This is a team project about developing a web application of introduction of Marvel characters. The technologies we used are Django for web dev, beautifulsoup for parsing html, Bootstrap for frontend design and json for storage, Google Statistic for SEO.
Problem statement
- choosing technologies
- techniques of web crawling
- indexing by google in the first page result
Design and implementation
Architechture of our mashup
The home page is a mashup of differnt kinds of information. and we have specific categories for displaying only one kind of data.
In the home page and hero page, we implemmented a voting function. Users can vote a superhero if user think that the hero will appear in Avengers 4 movie.
Infomation collecting techniques
Web crawling
We used requests package to send HTTP request for getting html text from the target website, than we leverage beautifulsoup to parse the html text into html object, it helps us to locate the information we want.

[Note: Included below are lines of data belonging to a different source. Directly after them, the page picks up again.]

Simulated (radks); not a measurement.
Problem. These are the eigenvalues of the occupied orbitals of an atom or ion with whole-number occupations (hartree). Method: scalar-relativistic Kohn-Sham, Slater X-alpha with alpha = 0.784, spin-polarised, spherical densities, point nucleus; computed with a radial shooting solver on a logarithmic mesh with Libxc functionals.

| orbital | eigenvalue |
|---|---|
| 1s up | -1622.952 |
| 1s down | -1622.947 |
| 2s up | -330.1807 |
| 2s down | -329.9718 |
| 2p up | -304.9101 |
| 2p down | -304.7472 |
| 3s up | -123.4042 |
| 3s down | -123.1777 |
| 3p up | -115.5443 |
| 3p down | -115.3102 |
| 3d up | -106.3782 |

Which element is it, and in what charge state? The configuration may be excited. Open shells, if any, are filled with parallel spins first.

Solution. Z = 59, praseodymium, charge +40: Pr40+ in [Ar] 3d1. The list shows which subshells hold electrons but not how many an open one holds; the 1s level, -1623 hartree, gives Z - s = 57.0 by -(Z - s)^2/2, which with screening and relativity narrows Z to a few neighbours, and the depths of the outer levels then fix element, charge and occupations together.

Once we found the desire information, we store it into a json file, such that we finish collecting web information
APIs introduction
Some sources provide their own APIs, it saved our time on locating target information. In this project, we have used youtube, and marvel.com APIs.
- Marvel.com API
- apply for an account, get public key, private key
- sum = random num + 2 keys
- hash by md5 algorithm
- concatenate all the above information into url
- Youtube API
- connect to youtube iframe_api server
- input the video_id
- Marvel.com API
Techniques uesd to show the data
- Data flow inside the webapp
- We collect information from sources like rotten tomato, Marvel.com and Youtube into Json file for storage
- We use service to manipulate the data and choose the data that we need
- The Views will receive the data, it decide what data can be shown in template,
- The template decide how the data display on the screen
- Data display techniques
- Bootstrap give us powerful library for beautiful and neat UI layout.
- Card element and
- Popup function in bootstrap
- Data flow inside the webapp
Web server setup and web page development
Django framework
Why Django
It is simple, it is easy to scaffold out a web app server, so that we can concentrate on the functionalities of the application. Also We need to do web crawling stuffs by using python, and Django is a popular framework for web development in python. So we decide to learn using Django as our web framework.
layout
Bootstrap and font-awesome
Bootstrap is a popular front-end library to build responsive website, it means that the website can tranfrom its layout to suit different size of screen, it can be simoutaniously suitable for computer screen and mobile phone screen which have huge difference in screen size.
Functionalities
Mashup of avengers4 information
- marvel API heroes
- rotten tomato News
- reddit posts
- Youtube trailer
Main functions
The main function of our web app is to collect avengers4 relevant information shuch as text, image, and video, from different web sources including
- Marvel official site marvel.com,
- the popular film review aggregation website rotten-tomatoes,
- The famous social media forum reddit
- and youtube.
SEO
On-page
First, we have used On-page optimization techniques. Second, we added some meta information (HTML head tag), optimized the title of our website, added related description of our website, for the keywords (we added such as ‘marvel movie’, ‘mashup’, ‘ma4’, ‘marvel avengers 4’ and more). Third, for the contents, the contents in tags such as in
<h1>
,<h2>
,<p>
are important for SEO. Fourth, created XML Sitemap. Fifth, we made Mobile device adapation. Keywords Meta information, Contents, Sitemap, Mobile device adapation are important for Google SEO in which descripted in Google SEO guide.Off-page
We created a sitemap for our web page. It is an xml file of a language that is specifically used to read a computer. Sitemap is the search engine that uses this specification to allow website owners to use it to create a directory file containing all the pages in the site and provide crawler reading to the search engine. Just like a map, let the search engine know what pages are in the site.
Conclusion
In conclusions, the design of web page is advanced, but lack of characteristics. Second, we did some SEO optimizations, but still have some work can be done. Third, We rank at the good positions when search ‘mashup page for marvel’, ‘ma4 mashup’ and ‘marvel avenger 4 mashup’ on Google. Finally, We used 3 sources, but there are more sources can be added. We also made a button for ticket purchase, so that users can go directly to purchase tickets after reading our website.